In the final round Monday, Hill won with a slashing attack as Black on Board 2 against fellow Expert and Air Force Captain Gordon Randall of Virginia, a previous US AF Open champ.
Then Hill had to wait for the results of the game on Board 1 between five-time champ Larry Larkins of Virginia (U.S. Navy, retired) and Watters. That contest was a marathon of back-and-forth stress, boiling down to a cat-and-mouse endgame that at moments made it impossible to tell the feline from the prey.
Watters in his final game vs. Larkins
Watters had to win to have a shot at first. If Larkins won, he would secure sole first and go into the record books with six titles. Meanwhile, Hill’s first U.S. AF Open title depended on a Watters victory. In the end, it was the clock, not the pieces, that made the call, as Larkins overstepped. “I’ve tied many times but always lost on tie-breaks,” Hill said afterward, grinning with relief as he clutched the top plaque.
The U.S. Navy earned Top Service Team. Air Force was second, and Army was third. Hosts West Point U.S. Military Academy won honor as Top Service Academy Team. U.S. Naval Academy Annapolis was second.
Another five-time champ, Robert Keough (U.S. Air Force, retired) of Arizona tied with Larkins at 4-1. Army Cadet David Yue was the U.S. Military Academy Champion and Top Cadet. Randall was Top Active Air Force. Lieutenant Commander Chip Kraft was the Top Active Navy representative. Cesar A Estrada was Top Active Marine. and Major Benjamin S. Griffin was top active Army. Captain Patrick Dowd was Top Reservist.
The annual tournament is open to active duty, reservists, and retired military. Eligible participants also include the Coast Guard, Merchant Marine, U.S. Public Health Service, ROTC college students, and U.S. Academy students for the above services. A Military Veterans tournament, in which all honorably discharged vets are welcome, is offered in conjunction with the AF Open Championship.

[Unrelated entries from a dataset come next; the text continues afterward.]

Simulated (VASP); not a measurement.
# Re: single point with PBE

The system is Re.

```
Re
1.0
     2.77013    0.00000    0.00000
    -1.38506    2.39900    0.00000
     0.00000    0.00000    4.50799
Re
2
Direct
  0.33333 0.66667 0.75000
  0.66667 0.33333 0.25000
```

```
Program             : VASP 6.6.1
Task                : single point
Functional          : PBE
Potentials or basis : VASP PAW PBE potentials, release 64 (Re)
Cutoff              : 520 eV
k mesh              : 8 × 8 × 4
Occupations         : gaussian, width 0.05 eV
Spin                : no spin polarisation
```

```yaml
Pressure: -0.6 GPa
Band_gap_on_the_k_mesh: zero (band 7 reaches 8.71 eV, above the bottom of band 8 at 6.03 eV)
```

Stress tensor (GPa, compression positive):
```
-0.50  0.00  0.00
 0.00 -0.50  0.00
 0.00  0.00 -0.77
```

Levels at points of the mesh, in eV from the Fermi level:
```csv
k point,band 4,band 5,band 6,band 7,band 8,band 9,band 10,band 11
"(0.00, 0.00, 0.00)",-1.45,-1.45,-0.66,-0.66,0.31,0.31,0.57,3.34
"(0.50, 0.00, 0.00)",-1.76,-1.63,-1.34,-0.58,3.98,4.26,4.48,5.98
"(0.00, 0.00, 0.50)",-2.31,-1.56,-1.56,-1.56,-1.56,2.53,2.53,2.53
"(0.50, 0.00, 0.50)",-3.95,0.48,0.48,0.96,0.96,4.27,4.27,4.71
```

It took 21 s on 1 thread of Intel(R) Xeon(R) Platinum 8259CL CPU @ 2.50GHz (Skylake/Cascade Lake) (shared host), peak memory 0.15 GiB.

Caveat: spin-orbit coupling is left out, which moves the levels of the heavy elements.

Randall and Keough won Saturday night’s bughouse event with a perfect score. Kraft won the Sunday night blitz tournament with 7 ½ out of 8, two points ahead of his nearest competition.
Current US Chess Federation President Mike Hoffpauir, a former U.S. Army brigade commander organized and personally sponsored the event. Rudolph Abate served as chief TD and Ernest Schlich as assistant TD. All three were volunteers.